The maximum amount of resident warp is the maximum number of warps that can be processed in parallel on the multiprocessor.
A warp is active when it is scheduled by warp scheduler and registers have been allocated.
If you achieve to have this amount of warps running in parallel, this the theoretical maximum occupancy (100%, or 1:1).
If not, the occupancy ratio is lower.
Other warps will have to wait.
Might be related to this question on SO.
Edited answer for further questions :
- Warps
About the maximum amount of warps that can be processed : the SM (streaming multi-processors) have a maximum of processing cores, and the GPU has a limited amount of SMs. Even if this webinar is not up-to-date with new architectures, it gives some good examples :
SM – Streaming multi-processors with multiple processing cores
Each SM contains 32 processing cores
Execute in a Single Instruction Multiple Thread (SIMT) fashion
Up to 16 SMs on a card for a maximum of 512compute cores
And :
Fermi can have up to 48 active warps per SM (1536 threads)
- Processing warps
First, for some terms they are not always clearly official, see for example this topic from Nvidia DevTalk.

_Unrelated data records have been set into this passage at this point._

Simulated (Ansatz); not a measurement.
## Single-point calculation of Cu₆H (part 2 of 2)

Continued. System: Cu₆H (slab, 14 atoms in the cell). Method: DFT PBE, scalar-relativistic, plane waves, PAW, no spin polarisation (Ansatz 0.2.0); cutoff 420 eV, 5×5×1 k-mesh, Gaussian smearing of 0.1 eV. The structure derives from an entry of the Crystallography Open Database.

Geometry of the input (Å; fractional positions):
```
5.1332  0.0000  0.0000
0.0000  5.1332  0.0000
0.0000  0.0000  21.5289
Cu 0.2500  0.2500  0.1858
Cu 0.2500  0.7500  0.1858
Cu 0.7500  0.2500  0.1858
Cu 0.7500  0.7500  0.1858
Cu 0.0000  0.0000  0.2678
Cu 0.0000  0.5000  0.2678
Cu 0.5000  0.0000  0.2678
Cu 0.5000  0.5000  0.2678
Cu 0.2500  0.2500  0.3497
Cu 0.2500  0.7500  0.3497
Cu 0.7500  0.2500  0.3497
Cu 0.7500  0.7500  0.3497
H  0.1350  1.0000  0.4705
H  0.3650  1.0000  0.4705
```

As explained on this topic, a given warp is active once it has been allocated on the SM with its resources.
Then it can be :
- eligible : it can issue an operation
- stalled : it cannot because of a resource/data dependency
This is possible because we have a SIMT architecture there, meaning Single Instruction Multiple Threads. You will find lots of readings on this topic that can be very useful if you plan on tweaking occupancy.